Introduction to Snowflake statistical functions (Part 1)

By Dave Poole (Principal Data Engineer) and Daniel Durling (Senior Data Scientist)

To grow, a business needs a culture with a healthy attitude towards risk. That healthy attitude can be nurtured through increased understanding of the organisation’s data and the use of statistical technique to derive meaning from it.

A robust statistical model supports such a culture by helping to understanding the level of risk.  This understanding can provide the illumination required for an informed decision where risk may be a consideration.

However, not only must the statistical model be a good fit for the subject it models it must be trusted as a good fit too.

The ability to explain statistics in terms that a lay person would understand is key to building trust. Here at Crimson Macaw, Snowflake is one of our preferred partners and we value the statistical functions it contains above and beyond traditional data warehouses.

This article is the first in a series where we look at how descriptive statistics can help us understand our data.

Part 1: We look at some of the summary statistics functions that generate a single value.

Part 2: We investigate statistics which generate multiple values.

Part 3:  We combine our data and statistics with one of our recommended visualisation tools, AWS QuickSight, to show how visualising data can increase understanding.

Snowflake statistical functions

COUNT

The simple count gives us the number of rows within a table, which informs us of the size of the data we are looking at.

SUM

This arithmetic function will add values together.

AVG

To the non-mathematical an average is simply the SUM of the numbers divided by the COUNT. To a mathematician this is called the “Arithmetic Mean”.

A mathematician/statistician probably won’t use the term “average” as average is a generic term that can mean a variety of things. A statistician can use any of the terms below to mean average.

An average can even be a number picked at random within a range of values, though this is rarely used.

The problem with averages.

When we ask for the average customer what we are trying to do is describe typical customer behaviour.

Let us suppose that you want to know the average price of an item that a customer buys.

Take the example of a high-end hi-fi shop.  A typical customer may buy a £2,000 amplifier and £100 of connecting leads. Average items spend is £1,050. But few customers buy at the £1,050 pricing point.  Your average figure has little relevance!

HifI Stats example

To use an analogy, a man with his head in the oven and his feet in the fridge is, on average, perfectly comfortable.
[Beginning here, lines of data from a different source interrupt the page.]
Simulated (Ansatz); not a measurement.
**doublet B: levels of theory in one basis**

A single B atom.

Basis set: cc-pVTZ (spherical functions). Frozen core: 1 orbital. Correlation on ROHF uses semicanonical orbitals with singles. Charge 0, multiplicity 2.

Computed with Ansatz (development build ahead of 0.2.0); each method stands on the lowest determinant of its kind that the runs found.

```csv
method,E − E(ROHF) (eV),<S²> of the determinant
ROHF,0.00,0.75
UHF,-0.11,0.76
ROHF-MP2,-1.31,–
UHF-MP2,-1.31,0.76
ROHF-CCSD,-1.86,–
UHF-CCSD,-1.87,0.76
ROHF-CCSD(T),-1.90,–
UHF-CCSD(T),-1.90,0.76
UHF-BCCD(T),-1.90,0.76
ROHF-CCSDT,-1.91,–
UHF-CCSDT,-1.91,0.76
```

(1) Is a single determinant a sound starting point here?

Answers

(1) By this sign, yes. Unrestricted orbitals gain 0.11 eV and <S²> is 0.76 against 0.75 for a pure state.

Another example might be a market stall selling brushes and household knick-knacks. Prices range from £5 to £15, and all products sell equally well.

Average spend per item is £10. But there is nothing special about items costing £10! They sell equally well as items selling for £5 or £15.  Plotting a graph of sales by unit price reveals a uniform distribution ().

Unit Sales Unit price bar chart

By itself an average value is only useful if the values that you are measuring tend to cluster around that average.

Catering for extremes

A further scenario is where values that are outliers or extremes distort the average.

Hourly pay rate bar chart

A single item is causing the average to be distorted upwards.  9 people will believe that they are underpaid rather than 1 being overpaid.

The AVG value is still useful, but we must consider the above issues when looking at it. We can gain more information from the AVG value when we use it in combination with the other average values.

MEDIAN

The median value is the number that represents the central point when those numbers are arranged in order.

If we look at our table of staff above the median value (the value that sits in the middle of the range) is £10.

Where there are an even number of values there will be no middle number.  In this case we take the average between the two nearest the middle of the list of values.

The median is not swayed by outliers as the mean is. This can be useful, but only if we are not too concerned with outliers.

We can see an example of the average vs median scenario in the SNOWFLAKE_SAMPLE_DATA database.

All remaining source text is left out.